(urth) Thea's Identity

Marc Aramini marcaramini at yahoo.com
Fri Apr 19 12:59:12 PDT 2013


Horn is very resentful towards Nettle for getting pregnant in some of his flashbacks - there is something spoiled in many of his recollections.  There is such vast and deep irony in On Blue's Waters, where Horn believes that Silk would not fail as he has, or that Silk's love would be true, because Silk is right there with him.  As soon as Silk arrives at Horn's home, he realizes he has to leave - it is no longer his home, and the quest for love was for Hyacinth.  If there is autobiography there, it is the struggle between idealization and reality, no doubt.  Silk pretending to be Horn wants to go to Nettle - the real Horn yearns for the golden days with Seawrack that can never be again.

--- On Fri, 4/19/13, Lee Berman <severiansola at hotmail.com> wrote:


From: Lee Berman <severiansola at hotmail.com>
Subject: (urth) Thea's Identity
To: "urth at urth.net" <urth at urth.net>
Date: Friday, April 19, 2013, 12:47 PM


>Gerry Quinn: I think it was Jonas who said that they were the newest.

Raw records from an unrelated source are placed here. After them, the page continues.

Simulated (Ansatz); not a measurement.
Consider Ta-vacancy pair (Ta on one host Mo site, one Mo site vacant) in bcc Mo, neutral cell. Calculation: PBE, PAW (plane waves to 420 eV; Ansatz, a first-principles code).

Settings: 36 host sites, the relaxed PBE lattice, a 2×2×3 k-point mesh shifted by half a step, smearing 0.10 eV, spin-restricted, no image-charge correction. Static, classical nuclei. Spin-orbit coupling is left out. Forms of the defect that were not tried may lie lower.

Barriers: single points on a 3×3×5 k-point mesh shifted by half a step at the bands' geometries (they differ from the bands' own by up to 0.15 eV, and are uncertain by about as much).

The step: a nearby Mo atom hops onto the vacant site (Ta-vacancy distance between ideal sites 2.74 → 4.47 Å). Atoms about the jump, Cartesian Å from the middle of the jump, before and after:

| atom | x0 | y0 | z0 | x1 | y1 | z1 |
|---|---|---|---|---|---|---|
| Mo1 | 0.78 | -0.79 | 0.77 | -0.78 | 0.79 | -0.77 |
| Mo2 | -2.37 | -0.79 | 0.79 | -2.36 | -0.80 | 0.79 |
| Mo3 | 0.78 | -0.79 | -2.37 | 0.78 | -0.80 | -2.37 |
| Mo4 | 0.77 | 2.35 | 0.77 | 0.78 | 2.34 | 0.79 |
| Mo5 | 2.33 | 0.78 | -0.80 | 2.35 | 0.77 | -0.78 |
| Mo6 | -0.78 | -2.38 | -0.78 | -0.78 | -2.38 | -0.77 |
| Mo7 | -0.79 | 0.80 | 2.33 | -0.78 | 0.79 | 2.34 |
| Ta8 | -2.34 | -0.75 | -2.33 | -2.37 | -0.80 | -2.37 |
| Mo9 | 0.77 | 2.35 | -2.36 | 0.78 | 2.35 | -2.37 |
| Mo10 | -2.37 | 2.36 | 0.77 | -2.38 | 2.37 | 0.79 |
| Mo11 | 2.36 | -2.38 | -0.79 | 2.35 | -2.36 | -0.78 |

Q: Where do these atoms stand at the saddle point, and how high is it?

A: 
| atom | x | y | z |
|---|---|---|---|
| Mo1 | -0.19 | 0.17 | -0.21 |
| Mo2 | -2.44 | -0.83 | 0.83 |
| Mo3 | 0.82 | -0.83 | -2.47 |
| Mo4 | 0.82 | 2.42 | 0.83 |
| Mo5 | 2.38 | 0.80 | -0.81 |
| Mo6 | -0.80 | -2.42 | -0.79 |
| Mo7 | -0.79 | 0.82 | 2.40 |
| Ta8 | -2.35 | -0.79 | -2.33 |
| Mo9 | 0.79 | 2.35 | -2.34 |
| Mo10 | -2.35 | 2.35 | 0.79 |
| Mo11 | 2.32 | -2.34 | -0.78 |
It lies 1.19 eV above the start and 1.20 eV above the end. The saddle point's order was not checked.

Correction appreciated. Actually Jonas might be a more appropriate messenger
of the new which (I think) suggests the exultants have at least some extra-
terrestrial origin. (is "extra-terrestrial" an appropriate term on Urth?)

>Marc Aramini: ....because I think it is something readers overlook. 
>Horn is a jerk. He thinks about his wife in obw because that is the effect of 
>being mixed with Silk, silk is thinking about hyacinth and his affectations have 
>crept in, making Horn better. But Horn knows it is a lie.

This is an interesting perspective, Marc. Especially for me since I think Horn is
one of Wolfe's most autobiographical characters. Who then (autobiographically) is
Silk and what role does he play as he is conjoined with a man who has left his
wife and children alone to pursue a quest, adventure, siren affairs, war, harems 
and other non-family-man activities?

I tend to think Horn's expressed affection for Nettle and even his continual apologies
for his dalliances to be sincere. I find it interesting that as a middle-aged author,
Wolfe used his young Severian avatar to express caring affection for the ancient, 
age-raddled dowager version of Valeria while the almost 70 year old author uses his middle-
aged avatar Horn (or SilkHorn as Marc asserts) to express affection for his care-worn
middle-aged wife, Nettle.

>David Stockhoff: ---I'm not sure the meaning of "newest" is so clear. On Urth, 1000 
>years could be "new," and probably is. Even 300 or 500.

Agreed. For me, the hint is saying that they have extra-terrestrial origins while the 
regular Commonwealth people have roots on Urth from its beginning. Did they arrive with
Typhon? Or did they arrive later to fill in a royalty gap left by Typhon's death and
the dispersion of his royal family.

(where did Typhon's family go? Scylla is mentioned in BotNS and there is more than a
passing resemblance of Great Scylla to Abaia in RttW. Was it Tartaros who rumbled
beneath the man-apes' cave? The mythological Echidna was a half-woman, half-snake 
creature who lived in a cave. There is such a character in BotNS also.)

>---I agree that Tzadkiel = cherubim, whenever he wants to be.

Yeah. animal, human, angel, male, female, Tzadkiel appears as all of them at some
point. Why wouldn't he be able to appear as a different order of angel? I kinda think 
Tzadkiel, or some piece of him, serves as a "fallen angel" (again plural?) on Urth also.

>However, there could be a way of disposing of autarchial offspring such as hiding them 
>in the House, where servants would keep them safe and ignorant, or dumping them as orphans 
>on a Guild (this was my own theory of Severian's origin before the Internet, at least 
>through the first books), or killing them. Whatever it is should be obvious enough, or 
>have a plain enough Byzantine precedent, that it need not be explained.

For me this is where the SF/mythological aspect is inserted. Instead of having virile
humans running this Byzantine empire, we have an alien/fallen angel type "Fathering"
characters here and dumping them off as torturers, witches etc. while ruling The
Commonwealth via the human figureheads of sterile autarchs.

The coin by which Vodalus first swayed Seveverian had the face of Appian on it and it was
later revealed to be false currency. Symbolism? I consider Father Inire, as a fallen alien/
angel type, to have a demonic quality (monster symbols mark his lair). I don't know if the 
Byzantine Empire had any famous "power-behind-the-throne" characters but such figures, from 
Rasputin to Cromwell to Wormtongue to Jafar, are often ascribed a satanic quality.